Electrical Question

[Agent Orange]

It is totally irresponsible to state "this or that" voltage will not harm you. All voltages should be considered potentially lethal. While this may be considered an extreme example, a 1.5 volt "D" cell battery if applied across the human heart with needle points could be fatal. I always wear leather gloves when working around an AC power source and always use an OSHA approved fiberglass ladder in lieu of the cheaper aluminum variety.

 

[daver2]

I am sure there are going to be a few issues of what is 'practice' and 'regulation' in the various parts of the world - but in the UK the following should be observed:

1. Anything (anything) connected to the household mains supply should be either double insulated (CLASS II) or have a safety earth (CLASS I). If an item of equipment has a safety earth (CLASS I) - and a metal case (or anything that is metal come to that) it should be bonded to the safety earth. There are regulations on the maximum resistance that can exist between the point of contact and the socket outlet. This is for your safety and should always (always) be connected.

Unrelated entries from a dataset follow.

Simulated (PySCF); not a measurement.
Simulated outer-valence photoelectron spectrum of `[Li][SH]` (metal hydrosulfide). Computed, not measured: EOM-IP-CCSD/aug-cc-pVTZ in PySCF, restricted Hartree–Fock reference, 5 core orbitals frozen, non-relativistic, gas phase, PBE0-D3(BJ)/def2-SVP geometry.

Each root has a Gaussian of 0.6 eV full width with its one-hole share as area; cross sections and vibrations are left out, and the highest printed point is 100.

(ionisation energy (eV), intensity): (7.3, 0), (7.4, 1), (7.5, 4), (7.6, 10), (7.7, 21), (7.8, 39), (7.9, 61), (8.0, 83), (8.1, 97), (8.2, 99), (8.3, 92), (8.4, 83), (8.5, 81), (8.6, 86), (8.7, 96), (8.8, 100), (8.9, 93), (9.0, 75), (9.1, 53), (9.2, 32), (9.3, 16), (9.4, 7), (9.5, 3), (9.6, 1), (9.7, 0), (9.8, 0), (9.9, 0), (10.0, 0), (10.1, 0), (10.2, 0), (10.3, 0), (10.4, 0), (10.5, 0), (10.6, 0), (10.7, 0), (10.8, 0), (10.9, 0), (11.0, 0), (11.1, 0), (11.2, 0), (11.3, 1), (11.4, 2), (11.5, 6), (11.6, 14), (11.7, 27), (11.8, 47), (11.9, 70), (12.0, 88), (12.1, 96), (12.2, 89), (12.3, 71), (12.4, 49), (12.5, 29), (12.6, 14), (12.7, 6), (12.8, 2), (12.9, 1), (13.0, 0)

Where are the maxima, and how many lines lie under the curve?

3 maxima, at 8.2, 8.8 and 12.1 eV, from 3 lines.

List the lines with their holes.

2. The safety earth should never have a 'large' current flowing in it from the incoming mains supply live or neutral. If the circuit has a modern form of protection - the protection device will specifically look for an imbalance in the live and neutral currents and trip the circuit should they exceed 30 mA (or so). A small leakage current is permitted to flow from the incoming mains supply to the safety earth.

3. Anything else should be considered not a safety earth - but (say) a signal earth / screen for audio/visual equipment. These need to be considered in the overall design of an installation to avoid hum loops (circulating currents in the screens) etc. arising from imbalances in the differing mains supplies which the various items of equipment are connected to. These may be disconnected if desired (known as ground lifting). You can do this safely as the safety earth is always connected to protect the human from a malfunctioning piece of equipment.

Have a healthy respect for the mains supply (be it 240V or 110V)...

If battery powered - identify the stored energy source. A 3.6V cell could discharge tens of Amps (or more) into a short circuit very rapidly. There are a few cases of where head-mounted torches have burst into flames (notably due to counterfeit LiON batteries). I have seen a small toy helicopter burst into flames in the air - spectacular - but dangerous! No one was injured - but the fumes that were produced...

That's my ten pence worth...

Dave

 

[KC9UDX]

It is totally irresponsible to state "this or that" voltage will not harm you. All voltages should be considered potentially lethal. While this may be considered an extreme example, a 1.5 volt "D" cell battery if applied across the human heart with needle points could be fatal. I always wear leather gloves when working around an AC power source and always use an OSHA approved fiberglass ladder in lieu of the cheaper aluminum variety.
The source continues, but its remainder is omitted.